Systems Administrators Changing Roles

by Ostatic Staff - Jul. 28, 2010

It's a sad truth that advancements in technology often make jobs obsolete, usually sooner than most people are ready. The more savvy workers learn to keep up with the times, and adapt their skills to make the best use of their experience, without becoming redundant themselves. The role of Systems Administrator may soon be one of these changing jobs, simultaneously much less, and much more, than what it is today.

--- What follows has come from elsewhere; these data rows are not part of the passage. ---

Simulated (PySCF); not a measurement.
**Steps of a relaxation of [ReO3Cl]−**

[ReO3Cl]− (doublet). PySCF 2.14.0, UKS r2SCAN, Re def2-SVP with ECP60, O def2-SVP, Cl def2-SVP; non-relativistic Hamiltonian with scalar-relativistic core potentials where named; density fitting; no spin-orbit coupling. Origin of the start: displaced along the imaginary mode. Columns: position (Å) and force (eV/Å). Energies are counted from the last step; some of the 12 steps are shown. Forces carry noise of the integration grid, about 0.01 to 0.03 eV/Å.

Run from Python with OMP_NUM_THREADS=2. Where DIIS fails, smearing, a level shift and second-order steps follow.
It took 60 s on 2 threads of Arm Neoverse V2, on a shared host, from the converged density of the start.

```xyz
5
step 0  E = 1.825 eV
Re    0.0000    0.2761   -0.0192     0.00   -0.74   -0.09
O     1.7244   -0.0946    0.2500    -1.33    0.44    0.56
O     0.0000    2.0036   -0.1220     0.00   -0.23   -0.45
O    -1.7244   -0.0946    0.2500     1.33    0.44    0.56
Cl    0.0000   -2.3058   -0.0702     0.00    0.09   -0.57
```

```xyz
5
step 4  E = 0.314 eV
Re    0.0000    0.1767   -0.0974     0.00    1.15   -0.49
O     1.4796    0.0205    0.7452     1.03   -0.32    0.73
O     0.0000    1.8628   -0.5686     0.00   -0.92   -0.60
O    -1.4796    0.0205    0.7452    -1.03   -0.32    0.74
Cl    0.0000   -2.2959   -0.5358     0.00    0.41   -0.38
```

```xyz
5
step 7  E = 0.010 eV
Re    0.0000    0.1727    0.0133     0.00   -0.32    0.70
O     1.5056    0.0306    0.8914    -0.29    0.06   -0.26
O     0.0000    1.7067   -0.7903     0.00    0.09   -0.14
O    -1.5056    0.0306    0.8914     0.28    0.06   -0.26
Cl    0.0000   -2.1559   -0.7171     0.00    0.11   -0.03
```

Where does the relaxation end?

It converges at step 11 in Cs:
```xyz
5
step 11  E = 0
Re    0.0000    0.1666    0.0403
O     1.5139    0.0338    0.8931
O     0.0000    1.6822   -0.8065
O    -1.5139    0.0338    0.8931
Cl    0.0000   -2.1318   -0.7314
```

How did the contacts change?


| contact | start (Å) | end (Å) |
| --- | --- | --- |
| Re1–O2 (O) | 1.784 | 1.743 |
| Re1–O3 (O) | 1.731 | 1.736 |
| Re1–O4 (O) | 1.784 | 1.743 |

A few years ago, if you were going to start a web based business, you needed to think about things like who's going to take care of your IT infrastructure, who's going to manage your servers, and where to put your hardware. These days, it is almost ridiculously easy to outsource what used to be your Windows servers to Google docs, and bring up a virtual web hosting environment in Amazon EC2, or host your new Facebook app on Joyent. The companies that are starting small now are going to be the mid-sized businesses in a few years, the kind of business that used to employ a handful of systems administrators whose job was to ensure that the hardware and operating systems of the servers stayed up and running. With the new businesses outsourcing all of their IT functions from the get-go, where does that leave the age-old (well, 30 years or so) craft of systems administration? Ready to evolve.

Systems administration is not going to go away completly, but I do see a future where there are less of these positions available. Consolidation of equipment isn't just something that's happening in your data center, it's happening across the entire spectrum of IT related fields. The sysadmin of tomorrow will most likely have to handle hundreds or thousands of nodes (as many do today) that provide services to thousands of customers. As hardware becomes more reliable, and virtualization technology also becomes more reliable, the need for dedicated systems administrators for managing the operating system and physical servers decreases. As more and more software vendors start packaging their applications as virtual appliances, the skills needed to adequately manage these packages shifts from the operating system to the application.

Managing applications, and how these applications work together is going to be the bread and butter of systems administrators. Building scalable web services, database farms, and searchable, indexed file servers are a few of the skills that the new sysadmin is going to need. Just as open source has pushed the complexity of managing servers down; it has also pushed the complexity of managing the applications down as well. The systems administrator of tomorrow may never see the hardware his applications are running on. It’s even possible, and I hate to say this, that he might not have to open a terminal. Possible, but not desirable. Well, not by me anyway.

There are always going to be edge cases where outsourcing of the datacenter won't make sense. When a company gets to a certain size, and I don't know what that size is exactly, it might make more sense for them to build their own data center. Twitter is doing this, so it might be that the size and volume of traffic required might be pretty big. Another situation might be credit card processing or anything to do with banking or storing sensitive customer information. Regulations and inspections may require in-house hosting. I'm not saying that the move is going to be across the board, what I am saying is that the winds are already blowing.

The hardware and operating system have never been a concern to the people who pay the bills, only the services that they provide. To stay relevant in tomorrow’s world, systems administrators are going to have to become application administrators, engineers, and system builders, not just administrators.